An R library to collect provenance from R scripts.
R
Clone or download
Latest commit 5cc784c Jul 13, 2018

README.md

What is RDataTracker?

RDataTracker is a library of R functions that can be used to collect data provenance in the form of a Data Derivation Graph (DDG) as an R script executes. The DDG is saved in PROV-JSON format to the file ddg.json. The DDG can be viewed and queried with DDG Explorer, a separate visualizing tool written in Java, which is currently included in the RDataTracker install package.

What is a DDG?

A Data Derivation Graph (DDG) is a mathematical graph that captures the detailed history of a data analysis. The DDG consists of nodes and edges that represent steps or operations (procedural nodes), intermediate data values (data nodes), the order in which steps are executed (control flow edges), and how data values are used or created (data flow edges). Note that the DDG always records a particular execution and a new DDG is created every time an R script is run.

In DDG Explorer, nodes and edges are shown as ovals and arrows (respectively), with the node or edge type indicated in different colors (as explained in the legend). Collapsible and expandable nodes provide a level of abstraction by allowing sections of the DDG to be expanded or collapsed. Clicking on a procedural node displays the corresponding lines in the source code while clicking on a data node displays the intermediate data value. Warnings and errors from the R interpreter are captured in error nodes at the point in the execution where they occur.

Installing RDataTracker

RDataTracker currently requires the following R packages: gtools, XML, knitr, stringr, utils, devtools, and methods.

RDataTracker is easily installed from GitHub using devtools:

library(devtools) install_github("End-to-end-provenance/RDataTracker")

Once installed, use the R library command to load RDataTracker:

library(RDataTracker)

Note that all RDataTracker functions begin with "ddg." to avoid confusion with variable or function names in the main script or other libraries.

Using RDataTracker

To capture data provenance for an R script, set the working directory, load the RDataTracker package (as above), and enter the following command:

ddg.run("script.R")

where "script.R" is an an R script on the working directory. The ddg.run command will execute the script and save the provenance information in a subdirectory called "script_ddg" under the working directory.

To view the DDG, enter the following command:

ddg.display()

This command will call up DDG Explorer and display the last DDG created.

The ddg.run command has numerous parameters that can be used to control how it works. For example:

  • r.script.path = the full path to the R script (if not in the working directory)

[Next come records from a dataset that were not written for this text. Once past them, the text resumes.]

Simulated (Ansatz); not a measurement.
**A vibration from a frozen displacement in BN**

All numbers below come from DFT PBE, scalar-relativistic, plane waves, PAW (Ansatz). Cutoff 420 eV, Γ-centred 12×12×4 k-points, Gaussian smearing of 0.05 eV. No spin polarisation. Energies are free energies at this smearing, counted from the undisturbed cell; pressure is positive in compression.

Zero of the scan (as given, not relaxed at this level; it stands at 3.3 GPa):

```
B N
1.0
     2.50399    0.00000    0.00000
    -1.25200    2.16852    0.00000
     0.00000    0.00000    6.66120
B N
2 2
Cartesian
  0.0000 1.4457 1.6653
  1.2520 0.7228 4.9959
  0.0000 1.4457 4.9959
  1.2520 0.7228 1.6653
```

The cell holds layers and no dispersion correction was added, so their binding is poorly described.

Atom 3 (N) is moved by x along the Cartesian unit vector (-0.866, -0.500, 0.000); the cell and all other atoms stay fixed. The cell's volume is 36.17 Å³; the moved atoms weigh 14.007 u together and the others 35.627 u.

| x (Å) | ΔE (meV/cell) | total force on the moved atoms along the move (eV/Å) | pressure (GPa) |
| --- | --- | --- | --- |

  • annotate.inside = whether to collect provenance for statements inside functions and control constructs (default = TRUE)

  • first.loop = the number of the first iteration of a loop to annotate (default = 1)

  • max.loops = the maximum number of iterations of a loop to annotate (default = 1)

  • max.snapshot.size = the maximum size (in kilobytes) for objects saved in snapshot files (default = 10)

  • debug = execute the script one line at a time with an option to view the DDG (default = FALSE)

  • display = display the DDG in DDG Explorer once the script completes execution (default = FALSE)

For example, to collect provenance for the first 10 iterations of control construct loops and display the DDG immediately after the script completes execution, enter:

ddg.run("script.R", max.loops=10, display=TRUE)

For more information on ddg.run, see the help pages for RDataTracker.

Additional Features

RDataTracker includes numerous other features, several of which are outlined below. For more details, see the help pages for RDataTracker.

Level of Detail Collected

The following commands may be used at the R command line to set level of detail collected by RDataTracker:

ddg.set.detail(n) = sets the level of detail from no annotation of internal statements and no snapshot files (n = 0) to annotation of all loop iterations and creation of snapshot files of any size (n = 3).

ddg.get.detail() = returns the current level of detail

ddg.clear.detail() = clears the current level of detail

These commands provide an alternative to setting individual parameters in ddg.run.

Breakpoints

The following commands can be used at the R command line to set one or more breakpoints in a script (or sourced script):

ddg.set.breakpoint(script.name, line.num) = set a breakpoint at the specified line number of the specified script

ddg.list.breakpoints() = display all current breakpoints

ddg.clear.breakpoints() = clear all current breakponts

When the script is run with ddg.run, execution is paused at the breakpoint with an option to view the DDG created up to that point.